Rosa Balistreri
Rosa Balistreri was born in Licata, Agrigento, on 21st March 1927, into a humble family: her father was a carpenter and her mother a housewife. From a young age, Rosa Balistreri showed a particular interest and talent for music and poetry. She began singing in the cafés and squares of Licata, conquering the public’s attention with her powerful and passionate voice. Her music was full of deep feelings and a strong Sicilian cultural identity.
She was married at the young age of sixteen to Gioacchino Torregrossa, with whom she had a daughter: Angela. Rosa tried to kill her husband when he gambled away their daughter’s dowry, so she was sentenced to some months of jail. When she got out of jail she started working as a housemaid in Palermo. At that time she was 32 years old and she learnt reading and writing, because, as she says in an interview, she was feeling the need to know texts, starting from the alphabet and from her name. Rosa was forced to emigrate to Florence in the Fifties. There she met many intellectuals and she took part in a Dario Fo’s show of folk songs. This is the turning point of Rosa’s life. She takes the guitar to give her voice to those who are without voice: the poorest people, her fellow-citizens living in the south of Italy where they are full of injustice and oppression. Her voice becomes images and tells stories seeking justice and truth.

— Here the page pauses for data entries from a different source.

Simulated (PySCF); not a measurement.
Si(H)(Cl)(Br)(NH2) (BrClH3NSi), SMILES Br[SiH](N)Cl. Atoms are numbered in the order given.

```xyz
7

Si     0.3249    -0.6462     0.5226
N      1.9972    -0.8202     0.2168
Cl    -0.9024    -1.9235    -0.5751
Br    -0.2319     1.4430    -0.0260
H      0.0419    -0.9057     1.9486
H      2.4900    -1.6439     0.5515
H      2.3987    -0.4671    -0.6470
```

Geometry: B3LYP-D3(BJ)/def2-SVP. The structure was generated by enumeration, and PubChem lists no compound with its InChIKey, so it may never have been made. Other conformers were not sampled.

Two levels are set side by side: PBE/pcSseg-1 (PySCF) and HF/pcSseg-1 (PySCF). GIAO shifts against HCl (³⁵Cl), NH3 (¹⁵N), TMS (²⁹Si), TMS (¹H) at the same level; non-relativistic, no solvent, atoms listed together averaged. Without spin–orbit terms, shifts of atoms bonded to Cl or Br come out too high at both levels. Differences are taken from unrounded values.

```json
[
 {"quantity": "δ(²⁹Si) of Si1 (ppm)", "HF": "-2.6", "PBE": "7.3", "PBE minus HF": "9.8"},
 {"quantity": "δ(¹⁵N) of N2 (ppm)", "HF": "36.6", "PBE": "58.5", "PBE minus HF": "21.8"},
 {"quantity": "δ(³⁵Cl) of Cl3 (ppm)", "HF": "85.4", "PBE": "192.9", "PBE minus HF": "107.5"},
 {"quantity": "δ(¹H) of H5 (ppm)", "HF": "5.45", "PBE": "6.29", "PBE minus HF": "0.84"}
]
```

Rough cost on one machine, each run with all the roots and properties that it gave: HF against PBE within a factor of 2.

In 1971 she came back to Palermo and started to work with some important figures in Sicily: she sang songs written by the poet Ignazio Buttitta and she was supported by the writers Leonardo Sciascia and Andrea Camilleri and by the painter Renato Guttuso. Her soulful and deep voice sings about Sicily in Sicilian, talking about poverty and injustice. She defines her one as a voice of protest fighting for lower classes, poor people and women. She is a folk singer that takes the heritage of “cuntisti” (traditional storytellers), being able to hold the attention of the audience with her passion and the depth of her voice. She died in Palermo on 20th September 1990.